Get a function pickleable for using in Differential Evolution workers = -1

Question

#I EDITED MY ORIGINAL POST in order to put a simpler example. I use differential evolution (DE) of Scipy to optimize certain parameters. I would like to use all the PC processors in this task and I try to use the option "workers=-1"

The codition asked is that the function called by DE must be pickleable.

If I run the example in https://docs.scipy.org/doc/scipy/reference/generated/scipy.optimize.differential_evolution.html#scipy.optimize.differential_evolution, the optimisation works.

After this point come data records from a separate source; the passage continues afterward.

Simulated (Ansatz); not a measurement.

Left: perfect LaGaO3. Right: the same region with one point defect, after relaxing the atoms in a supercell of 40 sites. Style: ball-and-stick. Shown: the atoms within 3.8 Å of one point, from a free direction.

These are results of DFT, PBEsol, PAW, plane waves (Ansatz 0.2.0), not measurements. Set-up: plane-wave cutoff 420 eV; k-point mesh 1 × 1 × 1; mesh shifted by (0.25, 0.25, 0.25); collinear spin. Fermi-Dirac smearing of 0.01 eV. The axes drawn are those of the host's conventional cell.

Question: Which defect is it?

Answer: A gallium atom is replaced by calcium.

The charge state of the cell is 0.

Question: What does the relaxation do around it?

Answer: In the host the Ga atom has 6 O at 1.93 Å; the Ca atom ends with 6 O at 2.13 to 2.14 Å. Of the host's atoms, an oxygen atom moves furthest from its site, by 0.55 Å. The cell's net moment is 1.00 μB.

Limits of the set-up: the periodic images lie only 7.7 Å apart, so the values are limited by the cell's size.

from scipy.optimize import rosen, differential_evolution
import pickle
import dill

bounds = [(0,2), (0, 2)]
result = differential_evolution(rosen, bounds, updating='deferred',workers=-1)
result.x, result.fun
(array([1., 1.]), 0.0)

But if I define a custom function 'Ros_custom', the optimisation crashes (doesn't give a result)

def Ros_custom(X):
    x = X[0]
    y = X[1]
    a = 1. - x
    b = y - x*x
    return a*a + b*b*100

result = differential_evolution(Ros_custom, bounds, updating='deferred',workers=-1)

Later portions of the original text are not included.